Chapter intro

Wind

- wind. Many instances of structural damage caused by high winds are documented in the records of town councils, churches and so on. One such from the Chronicles of Perth tells us that in 1608 The great wind blew down the stanes of the mantil wall of the kirk. In literature, there are many figurative references to wind, including This wikkit wind of adulatioun in Robert Henryson’s Fables (1500).

An ill [evil] wind is frequently attributed to witchcraft. In 1650, Brechin Presbytery brought Presumptiones of witchcraft against Catharin Lyall . . . [she] straik [struck] the horse on the hinder fillets with a weight . . . ther cam by a stranger woman and said the horse has gotten a blast of ill wind, and when his skin shall be taken off it would have a black spott quher [where] he had gotten the stroke. Sometimes the spell was misdirected, according to Perth Kirk Sessions (1623). A complainer reports that Hir sister wes seik by the dint of ane ill wynd, quhilk wes prepairit nocht for hir bot for hir maister.
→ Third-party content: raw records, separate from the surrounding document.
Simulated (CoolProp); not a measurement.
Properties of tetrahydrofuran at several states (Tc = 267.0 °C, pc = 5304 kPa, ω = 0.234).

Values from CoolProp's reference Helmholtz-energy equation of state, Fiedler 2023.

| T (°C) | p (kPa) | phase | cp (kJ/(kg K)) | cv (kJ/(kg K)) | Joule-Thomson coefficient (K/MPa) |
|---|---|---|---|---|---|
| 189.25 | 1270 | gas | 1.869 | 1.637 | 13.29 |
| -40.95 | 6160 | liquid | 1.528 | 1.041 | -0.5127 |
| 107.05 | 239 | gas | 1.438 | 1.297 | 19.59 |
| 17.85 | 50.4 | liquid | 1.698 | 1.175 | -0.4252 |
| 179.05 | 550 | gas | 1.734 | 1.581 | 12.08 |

The intervention of witches could be of benefit. Sir John Lauder of Fountainhall, in his Historical Observes of Memorable Occurrents in Church and State (1685) reports that The wind Argile got from Holland . . . was so favorable that it brought him in a very few dayes to Orknay . . . which made some think his witches had sold him a wind but he hes got no good wind to carry him away.

The duty of a landlord to keep a building wind and watertight is still often written into leases in Scotland, although it is no longer common in England. This phrase has a long history: The said tour fortalice [tower fortress] was than windticht and waterticht sufficiently sklaittit and ruiffit [slated and roofed] with timber and sklait (The Book of the Thanes of Cawdor 1635).